The nationalist delirium and its public resonance during the World Cup were not inspired by the far right in Germany. The feeling of regained national innocence dominated the liberal middle classes – and they and their media were the ones who mainly promoted and justified the “new” German nationalism. I will cite three examples here:
A holistic approach
Peter Reichel is professor for politology at the University of Hamburg. He is an expert in the research of the history of Nazi-Germany – especially in the aesthetic politics of the Nazi cultural industry in the service of fascist propaganda. Here is what Reichel wrote about the relaxed Germans and their national anthem:
“The Deutschlandlied is a German place of memory like few others. Even in its limitation to the first stanza [“Deutschland über alles” – in Nazi-Germany only this first stanza was sung] - which obscured the initial meaning – there is still something preserved of the utopia of freedom and unity of this romantic popular song.”I have pointed out before that the Führer was the first one to protest against the misconception of “Deutschland über alles” as an imperialist phrase by foreign critics.
But Reichel is no Nazi. He just wants to say that Germans have to see national history in the “continuity of breaks and contradictions” and acknowledge that it is “in parts bloodstained, in others admirable […] and amazing” and that “we” have to “deal with it as a whole”.
Note the difference to the negative approach of right-wingers, based only on repression: The conservative government of the region of Hesse has forbidden to spread an antinationalist pamphlet of the teachers union at schools – one of the arguments of this pamphlet which angered the government was that you can't separate the first stanza of the national anthem from the third, the “democratic” stanza.

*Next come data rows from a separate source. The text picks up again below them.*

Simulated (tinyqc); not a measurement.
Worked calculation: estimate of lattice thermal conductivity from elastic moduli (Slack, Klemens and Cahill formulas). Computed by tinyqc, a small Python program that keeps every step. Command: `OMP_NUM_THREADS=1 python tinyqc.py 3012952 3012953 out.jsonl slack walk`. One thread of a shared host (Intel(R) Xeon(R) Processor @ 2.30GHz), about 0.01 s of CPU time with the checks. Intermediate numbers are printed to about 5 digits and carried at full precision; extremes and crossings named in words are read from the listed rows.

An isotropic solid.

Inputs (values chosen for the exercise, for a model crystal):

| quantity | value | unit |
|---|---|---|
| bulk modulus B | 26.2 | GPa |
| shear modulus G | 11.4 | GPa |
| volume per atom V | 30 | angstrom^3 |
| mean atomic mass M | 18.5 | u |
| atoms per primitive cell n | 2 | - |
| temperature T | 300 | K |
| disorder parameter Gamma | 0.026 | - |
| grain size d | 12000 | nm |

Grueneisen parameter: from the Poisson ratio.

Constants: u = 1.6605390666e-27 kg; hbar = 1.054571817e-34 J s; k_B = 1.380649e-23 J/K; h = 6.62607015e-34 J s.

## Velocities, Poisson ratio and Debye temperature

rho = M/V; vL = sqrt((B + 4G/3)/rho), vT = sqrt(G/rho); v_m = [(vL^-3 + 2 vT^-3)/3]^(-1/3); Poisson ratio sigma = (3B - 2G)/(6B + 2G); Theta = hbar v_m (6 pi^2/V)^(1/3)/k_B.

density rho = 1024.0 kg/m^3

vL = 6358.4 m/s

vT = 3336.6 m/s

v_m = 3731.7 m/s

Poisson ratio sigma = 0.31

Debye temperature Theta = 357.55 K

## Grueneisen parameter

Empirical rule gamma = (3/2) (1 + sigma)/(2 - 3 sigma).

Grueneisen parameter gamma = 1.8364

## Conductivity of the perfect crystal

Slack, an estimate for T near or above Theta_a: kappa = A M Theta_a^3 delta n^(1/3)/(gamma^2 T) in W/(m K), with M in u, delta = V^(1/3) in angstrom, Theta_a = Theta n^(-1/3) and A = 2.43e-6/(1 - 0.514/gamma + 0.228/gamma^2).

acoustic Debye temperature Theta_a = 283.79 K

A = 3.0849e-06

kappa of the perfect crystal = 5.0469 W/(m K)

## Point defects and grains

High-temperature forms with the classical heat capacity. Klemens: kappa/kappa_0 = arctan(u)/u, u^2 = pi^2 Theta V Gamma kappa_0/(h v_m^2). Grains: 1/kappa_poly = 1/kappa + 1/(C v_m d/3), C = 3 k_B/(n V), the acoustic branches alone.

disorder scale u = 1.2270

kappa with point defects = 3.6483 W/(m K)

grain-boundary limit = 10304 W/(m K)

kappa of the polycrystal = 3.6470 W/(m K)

Reichel, on the contrary, has a kind of Yin and Yang vision of Germanys past and present – it’s all one, but that doesn’t make the actual Germany suspect but it requires to see the good sides also in its past and to stop “demonizing” freedom phrases like “Deutschland, Deutschland über alles”.
The night of the living dead
If that did sound strange to you, than what do you think about the following sentences, written to describe German feelings during the world cup?:
“We know, in twelve years already hardly anyone will be able to tell how he felt as a participator of the war under other participators of the war, when the victory of the German national team in Bern [World Cup 1954] went over the European airwaves. […]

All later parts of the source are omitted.